The air conduction feature quantity is an N-dimensional vector (i.e., a vector including N vector elements), where “N” is a constant indicating an integer of 1 or more. In this instance, the number of dimensions of the vector is preferably set to an appropriate number that allows the authentication operation to be properly performed. As an example, in a case where the mel frequency cepstral factor is used as the air conduction feature quantity, the air conduction feature quantity may be a vector of 12 or more dimensions.

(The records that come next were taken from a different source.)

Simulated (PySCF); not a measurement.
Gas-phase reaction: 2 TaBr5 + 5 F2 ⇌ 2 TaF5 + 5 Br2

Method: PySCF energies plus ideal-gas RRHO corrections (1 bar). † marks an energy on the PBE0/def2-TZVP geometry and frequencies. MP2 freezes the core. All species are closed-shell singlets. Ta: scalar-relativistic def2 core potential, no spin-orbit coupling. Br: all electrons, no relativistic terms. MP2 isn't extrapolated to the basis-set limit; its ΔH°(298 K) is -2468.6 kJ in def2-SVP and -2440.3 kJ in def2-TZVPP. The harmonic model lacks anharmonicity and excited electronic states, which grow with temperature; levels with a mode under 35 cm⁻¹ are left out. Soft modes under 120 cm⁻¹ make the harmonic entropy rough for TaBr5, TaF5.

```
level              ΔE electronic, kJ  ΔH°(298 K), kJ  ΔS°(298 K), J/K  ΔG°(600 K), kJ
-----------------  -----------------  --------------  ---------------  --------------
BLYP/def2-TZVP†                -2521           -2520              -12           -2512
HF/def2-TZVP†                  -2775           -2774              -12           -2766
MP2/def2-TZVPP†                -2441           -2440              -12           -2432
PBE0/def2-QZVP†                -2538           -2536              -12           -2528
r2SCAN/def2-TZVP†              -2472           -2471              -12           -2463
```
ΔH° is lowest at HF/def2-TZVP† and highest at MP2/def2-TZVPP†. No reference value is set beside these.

Similarly, the calculation unit 311 may calculate, as the bone conduction feature quantity, an arbitrary parameter that qualitatively and/or quantitatively indicates the features of the bone conduction sound signal. For example, the calculation unit 311 may perform a desired voice analysis process on the bone conduction sound signal, thereby to calculate an arbitrary parameter indicating the features of the bone conduction sound signal, as the bone conduction feature quantity. An example of the arbitrary parameter indicating the features of the bone conduction sound signal is the mel frequency cepstral factor that can be calculated from the frequency analysis process performed on the bone conduction sound signal.


The bone conduction feature quality is an M-dimensional vector (i.e., a vector including M vector elements), where “M” is a constant indicating an integer of 1 or more. In this instance, the number of dimensions of the vector is preferably set to an appropriate number that allows the authentication operation to be properly performed. As an example, in a case where the mel frequency cepstral factor is used as the bone conduction feature quantity, the bone conduction feature quantity may be a vector of 12 or more dimensions.


Thereafter, the calculation unit 311 combines (in other words, connects or synthesizes) the air conduction feature quantity calculated in the step S13 and the bone conduction feature quantity calculated in the step S13 (step S14). As a result, the calculation unit 311 calculates a combination feature quantity that is a feature quantity of the combined air conduction feature quantity and bone conduction feature quantity (step S14).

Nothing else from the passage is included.